Neither of them has had any dive rescue training, but both say the adrenaline kicked in.
"I didn't think about what I was doing. I just knew what I had to do and did it," said Officer Jennifer Muska, Westmont Police.
The water was 40 degrees, air temperature 32 as Officer Muska arrived on the scene, first to respond to a car submerged in a retention pond at 63rd and Richmond Streets Monday night.
Muska, who has never even learned how to swim, says she couldn't see the car but she could see two people floating and went right in to rescue 67-year-old LeRoy Hurlburt.
"His arms briefly were moving sporadically, his eyes were open, he was on his back kind just kind of floating there," said Muska.
After pulling Mr. Hurlburt to safety, Muska says she went back in, hoping to find his wife, 70-year-old Perla Hurlburt, the passenger in a 1992 Toyota Tercel. But she says it got too deep and too cold, so she turned back.

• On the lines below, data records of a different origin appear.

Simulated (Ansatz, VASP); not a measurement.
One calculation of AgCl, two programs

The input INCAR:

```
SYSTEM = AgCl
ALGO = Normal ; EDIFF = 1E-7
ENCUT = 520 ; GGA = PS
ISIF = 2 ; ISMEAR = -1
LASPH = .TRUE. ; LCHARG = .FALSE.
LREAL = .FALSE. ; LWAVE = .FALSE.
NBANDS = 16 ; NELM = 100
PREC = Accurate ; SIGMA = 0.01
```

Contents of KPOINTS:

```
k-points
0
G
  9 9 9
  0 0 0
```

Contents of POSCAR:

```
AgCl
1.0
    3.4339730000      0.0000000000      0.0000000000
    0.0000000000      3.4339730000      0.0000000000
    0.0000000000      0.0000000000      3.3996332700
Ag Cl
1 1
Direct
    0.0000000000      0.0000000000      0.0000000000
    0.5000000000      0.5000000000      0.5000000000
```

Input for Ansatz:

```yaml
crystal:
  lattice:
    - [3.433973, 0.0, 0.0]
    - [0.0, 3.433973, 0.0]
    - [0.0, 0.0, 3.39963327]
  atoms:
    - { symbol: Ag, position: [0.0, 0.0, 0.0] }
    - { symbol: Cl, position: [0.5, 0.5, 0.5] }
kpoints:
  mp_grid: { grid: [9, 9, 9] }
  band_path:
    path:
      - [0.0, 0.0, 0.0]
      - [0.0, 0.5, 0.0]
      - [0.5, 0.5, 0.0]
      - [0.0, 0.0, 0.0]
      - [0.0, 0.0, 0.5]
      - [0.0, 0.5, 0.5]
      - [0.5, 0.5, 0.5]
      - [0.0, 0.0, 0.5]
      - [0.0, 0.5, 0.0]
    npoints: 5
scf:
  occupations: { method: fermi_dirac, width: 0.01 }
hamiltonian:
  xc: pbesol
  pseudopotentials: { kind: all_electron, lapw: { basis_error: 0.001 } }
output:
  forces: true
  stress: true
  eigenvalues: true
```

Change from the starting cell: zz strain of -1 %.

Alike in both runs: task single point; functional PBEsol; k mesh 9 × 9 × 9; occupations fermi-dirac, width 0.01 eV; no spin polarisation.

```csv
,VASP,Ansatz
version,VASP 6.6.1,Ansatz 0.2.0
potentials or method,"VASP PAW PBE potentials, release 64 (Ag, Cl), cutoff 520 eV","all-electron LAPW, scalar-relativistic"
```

That's when 20-year-old Westmont firefighter Brendan Sullivan arrived wearing a wetsuit.
"About 90 feet out, I was feeling around and came across the wife, I was feeling around and I felt her hair. And I turned her over, she was face down in the water, grabbed her under the arms and had them drag me to shore," said Brendan Sullivan, Westmont firefighter.
A bit uncomfortable with the hero title, Sullivan and Muska say it was all in a day's work.
"I think it's great to be recognized for jobs that police officers and firefighters do everyday," said Muska.
LeRoy Hurlburt is in fair condition. His wife, Perla, remains critical. Firefighters say she was face down in the frigid waters for at least 10 minutes.
Westmont's police chief says Officer Muska will be nominated for a lifesaving award.